6-K
BAIDU, INC. filed this Form 6-K on 07/07/2017
Entire Document
 


(j)    The 2022 Notes will be senior unsecured obligations of the Company and will rank at least equal in right of payment to all of the Company’s other existing and future unsecured and unsubordinated obligations (subject to any priority rights pursuant to applicable law).

(k)    The restrictive covenants set forth in Sections 2.04 and 2.05 shall be applicable to the 2022 Notes.

Section 2.02    Terms of the 2027 Notes. The 2027 Notes are hereby created and designated as a separate series of Securities under the Base Indenture. The following terms relate to the 2027 Notes:

(a)    The 2027 Notes shall constitute a separate series of Securities under the Base Indenture having the title “3.625% Notes due 2027.”

(b)    The 2027 Notes shall be issued at a price of 99.576% of the principal amount thereof, other than any offering discounts pursuant to the initial offering and resale of the 2027 Notes.
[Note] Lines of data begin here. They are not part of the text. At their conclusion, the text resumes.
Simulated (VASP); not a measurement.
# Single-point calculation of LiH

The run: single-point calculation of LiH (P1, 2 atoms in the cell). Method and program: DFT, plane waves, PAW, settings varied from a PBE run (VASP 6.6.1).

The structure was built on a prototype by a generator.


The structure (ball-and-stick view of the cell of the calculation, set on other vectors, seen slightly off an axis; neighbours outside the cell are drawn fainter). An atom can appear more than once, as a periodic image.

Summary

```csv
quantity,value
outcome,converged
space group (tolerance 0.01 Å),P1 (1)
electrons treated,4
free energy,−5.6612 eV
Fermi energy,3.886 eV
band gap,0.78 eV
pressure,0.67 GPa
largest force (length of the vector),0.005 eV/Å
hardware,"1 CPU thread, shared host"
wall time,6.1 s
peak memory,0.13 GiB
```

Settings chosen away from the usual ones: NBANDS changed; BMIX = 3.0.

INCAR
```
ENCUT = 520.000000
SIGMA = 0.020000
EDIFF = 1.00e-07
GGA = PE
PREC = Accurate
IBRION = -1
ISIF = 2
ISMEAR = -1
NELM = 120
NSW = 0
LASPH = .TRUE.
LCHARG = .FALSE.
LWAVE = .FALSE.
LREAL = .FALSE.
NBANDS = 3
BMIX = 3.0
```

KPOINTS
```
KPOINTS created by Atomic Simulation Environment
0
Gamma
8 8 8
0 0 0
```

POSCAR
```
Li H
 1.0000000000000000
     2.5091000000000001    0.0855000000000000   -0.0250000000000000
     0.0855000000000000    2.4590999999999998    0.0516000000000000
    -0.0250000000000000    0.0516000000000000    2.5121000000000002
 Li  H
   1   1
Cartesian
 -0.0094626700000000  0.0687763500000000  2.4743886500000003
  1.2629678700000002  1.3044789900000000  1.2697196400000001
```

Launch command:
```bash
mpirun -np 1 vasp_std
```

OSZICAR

(c)    The aggregate principal amount of the 2027 Notes (the “Initial 2027 Notes”) that may be initially authenticated and delivered under the Indenture shall be US$600,000,000. The Company may from time to time, without the consent of the Holders of the Notes, issue additional Notes (in any such case “Additional 2027 Notes”) having the same terms and conditions as the Initial 2027 Notes in all respects (or in all respects except for the Issue Date, the issue price or the first Interest Payment Date). Any Additional 2027 Notes and the Initial 2027 Notes shall constitute a single series under the Indenture, provided that if such Additional 2027 Notes are not fungible with the Initial 2027 Notes for U.S. federal income tax purposes, such Additional 2027 Notes shall not have the same CUSIP, ISIN or other identifying number as the Initial 2027 Notes. All references to the “2027 Notes” shall include the Initial 2027 Notes and any Additional 2027 Notes unless the context otherwise requires. The aggregate principal amount of each of the Additional 2027 Notes shall be unlimited.

(d)    The entire outstanding principal of the 2027 Notes shall be payable on July 6, 2027.

(e)    The rate at which the 2027 Notes shall bear interest shall be 3.625% per year. The date from which interest shall accrue on the 2027 Notes shall be July 6, 2017, or the most recent Interest Payment Date to which interest has been paid or provided for. The Interest Payment Dates for the 2027 Notes shall be January 6 and July 6 of each year, beginning January 6, 2018. Interest shall be payable on each Interest Payment Date to the Holders of record at the close of business on the June 21 and December 21 prior to each Interest Payment Date. The basis upon which interest shall be calculated shall be that of a 360-day year consisting of twelve 30-day months.

(f)    The 2027 Notes shall be issuable in whole in the form of one or more registered Global Securities, and the Depositary for such Global Securities shall be DTC. The 2027 Notes shall be substantially in the form attached hereto as Exhibit B, the terms of which are herein incorporated by reference. The 2027 Notes shall be denominated in U.S. Dollars and shall be issuable in minimum denominations of US$200,000 or any integral multiples of US$1,000 in excess thereof.